In Fashion, what is a Babushka?
A babushka is a head scarf that cover a woman’s head and is tied below the chin. The babushka scarf is typically a 3-foot (1-meter) square folded triangularly and tied snugly in a knot or a bow. Commonly worn throughout Eastern Europe by elderly women, the babushka can be any color or pattern and is an effective way to protect hair from the elements or to cover up wet or unkempt hair. Additionally, head scarves can be worn for religious purposes, as fashion statements or for social convention.
In Western culture, the head scarf has become a fashion accessory that also serves the practical purpose of protecting hair from wind, rain, sun and dirt or dust. Scarves can be in patterns and colors bolder than women might wear as clothing but traditional babushka style dictates that the scarf be tied below the chin and not in back of the head.

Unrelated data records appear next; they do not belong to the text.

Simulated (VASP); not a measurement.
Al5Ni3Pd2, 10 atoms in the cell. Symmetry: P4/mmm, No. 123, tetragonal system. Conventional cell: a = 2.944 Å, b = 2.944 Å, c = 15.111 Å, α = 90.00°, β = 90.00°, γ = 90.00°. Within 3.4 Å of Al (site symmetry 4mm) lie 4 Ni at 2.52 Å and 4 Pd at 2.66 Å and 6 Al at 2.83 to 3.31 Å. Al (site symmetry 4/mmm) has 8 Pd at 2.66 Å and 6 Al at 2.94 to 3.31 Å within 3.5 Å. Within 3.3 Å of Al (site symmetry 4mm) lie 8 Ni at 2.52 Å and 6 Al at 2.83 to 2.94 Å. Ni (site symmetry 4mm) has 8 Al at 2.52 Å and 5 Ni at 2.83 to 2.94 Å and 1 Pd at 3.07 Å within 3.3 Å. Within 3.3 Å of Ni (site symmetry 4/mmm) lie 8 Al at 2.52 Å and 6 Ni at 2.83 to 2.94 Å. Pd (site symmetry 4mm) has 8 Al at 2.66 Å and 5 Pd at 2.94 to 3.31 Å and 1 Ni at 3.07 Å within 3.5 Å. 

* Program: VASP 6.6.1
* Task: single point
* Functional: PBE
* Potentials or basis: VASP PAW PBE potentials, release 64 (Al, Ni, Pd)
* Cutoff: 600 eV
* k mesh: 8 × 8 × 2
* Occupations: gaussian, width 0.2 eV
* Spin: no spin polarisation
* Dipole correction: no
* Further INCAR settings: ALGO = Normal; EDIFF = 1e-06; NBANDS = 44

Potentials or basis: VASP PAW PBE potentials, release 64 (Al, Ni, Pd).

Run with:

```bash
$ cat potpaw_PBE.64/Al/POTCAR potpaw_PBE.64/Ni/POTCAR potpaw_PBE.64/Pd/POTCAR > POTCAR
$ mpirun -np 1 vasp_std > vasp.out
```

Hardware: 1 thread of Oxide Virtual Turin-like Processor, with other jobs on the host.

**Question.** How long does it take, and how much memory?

Many vintage scarves are widely available in secondhand stores and were favored by celebrities from Hollywood’s glamorous past like Grace Kelly and Audrey Hepburn. Former First Lady Jackie Kennedy Onasis often wore a head scarf with large sunglasses when avoiding photographers. Today wearing a head scarf is likely to attract as much attention as it deflects.
Many faiths including Islam and Christian dominations such as the Mennonites and Amish require women to cover their heads. Catholic nuns traditionally wear a veil. A woman without a head covering is considered to be immodest. The Russian Orthodox Church also obliges women to wear scarves during mass. This is one possible reason why the head scarf is referred to as a babushka — a Russian term for grandmother — in English since so many Russian and Slavic women wear a covering while in church. In some Slavic communities, head scarves are also worn by widows hence the association between an elderly woman and a head covering.
Customary Islamic head coverings vary in length from the hijab or head scarf to the burqa or garment that covers the entire head and body. Different Islamic countries and cultures have adopted different traditions with regard to female head and body coverings. Some countries require a head or body covering by law while others have enacted partial or total bans. In Western culture, the Islamic custom of the hijab or the burqa can be interpreted as oppressive to women or considered a security risk. For these and other reasons, head, face and body coverings are banned in schools and public buildings in some places.
I think babushkas are very pretty and fashionable. There seems to be an endless amount of designs and patterns to babushkas, which can really add a lot to an otherwise drab outfit.
When I was in my first couple years of college, I started to get into wearing babushkas. I tied them in the back though, and normally folded them over quite a bit because I liked part of my hair to still show.
This was obviously just a fashion statement to me, not for any other practical or religious purpose.
I think that some women back in the 40s and 50s looked very glamorous wearing a babushkas. You had to have a fashion flair in order to pull it off.
At the present time, it doesn't seem to be the fashion. I see very few adult women wearing them. But I see them sometimes on little girls and teen-age girls. They look awfully cute. The colors and patterns are really delightful.
The style seems to be to tie them in the back, unlike the Russian and Slavic women, who tie them in the front.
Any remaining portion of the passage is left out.